09 - Databases: SQL vs NoSQL
📋 Jump to TakeawaysWe've covered how to handle and distribute traffic. Now let's look at where that data actually lives.
Relational Databases (SQL)
Relational databases store data in tables with rows and columns. They enforce schemas, support joins, and guarantee ACID transactions.
ACID properties:
- Atomicity — a transaction either fully completes or fully rolls back
- Consistency — data always moves from one valid state to another
- Isolation — concurrent transactions don't interfere with each other
- Durability — committed data survives crashes
Use SQL when you need strong consistency, complex queries with joins, or transactions that span multiple tables. Think: financial systems, user accounts, order processing.
Examples: PostgreSQL, MySQL, SQL Server.
Non-Relational Databases (NoSQL)
NoSQL databases trade some guarantees for flexibility and scale. They come in several flavors:
Document stores — store JSON-like documents. Flexible schema, good for varied data shapes. (MongoDB, CouchDB)
Key-value stores — simple get/set by key. Extremely fast, limited query capability. (Redis, Memcached)
Wide-column stores — rows can have different columns. Good for time-series and analytics. (Cassandra, HBase)
Graph databases — store nodes and edges. Optimized for relationship queries. (Neo4j, Amazon Neptune)

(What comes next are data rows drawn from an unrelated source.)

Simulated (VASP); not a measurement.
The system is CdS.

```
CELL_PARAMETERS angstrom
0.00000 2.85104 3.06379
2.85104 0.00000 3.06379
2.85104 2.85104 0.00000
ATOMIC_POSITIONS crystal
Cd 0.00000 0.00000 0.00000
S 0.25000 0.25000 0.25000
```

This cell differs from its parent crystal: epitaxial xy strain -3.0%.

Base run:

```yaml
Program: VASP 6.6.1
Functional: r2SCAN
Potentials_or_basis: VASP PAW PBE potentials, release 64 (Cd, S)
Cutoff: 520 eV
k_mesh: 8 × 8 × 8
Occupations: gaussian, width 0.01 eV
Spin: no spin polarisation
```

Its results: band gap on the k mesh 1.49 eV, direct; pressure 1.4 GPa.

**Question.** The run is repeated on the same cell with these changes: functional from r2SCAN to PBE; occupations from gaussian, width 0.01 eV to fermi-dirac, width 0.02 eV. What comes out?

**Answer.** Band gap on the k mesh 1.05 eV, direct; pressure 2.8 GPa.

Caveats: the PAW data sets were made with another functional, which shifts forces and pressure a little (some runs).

| Type | Best for | Tradeoff | Example use case |
|---|---|---|---|
| Document | Varied data shapes, nested objects, rapid iteration | No joins, weak consistency guarantees | User profiles, product catalogs, CMS |
| Key-value | Simple lookups by ID, caching, sessions | No queries beyond get/set by key | Session store, shopping cart, feature flags |
| Wide-column | High write throughput, time-series, sparse data | Must design around query patterns upfront, no joins | IoT telemetry, messaging history, analytics events |
| Graph | Relationship-heavy queries (friends-of-friends, recommendations) | Poor for non-relationship queries, harder to scale horizontally | Social networks, fraud detection, knowledge graphs |
When to Choose What
There's no universal answer. It depends on your access patterns.
Choose SQL when:
- Your data has clear relationships (users → orders → items)
- You need complex queries with joins and aggregations
- Consistency is critical (money, inventory)
- Your schema is well-defined and stable
Choose NoSQL when:
- You need horizontal scalability across many nodes
- Your data is denormalized or varies in structure
- You have simple access patterns (get by ID, range queries)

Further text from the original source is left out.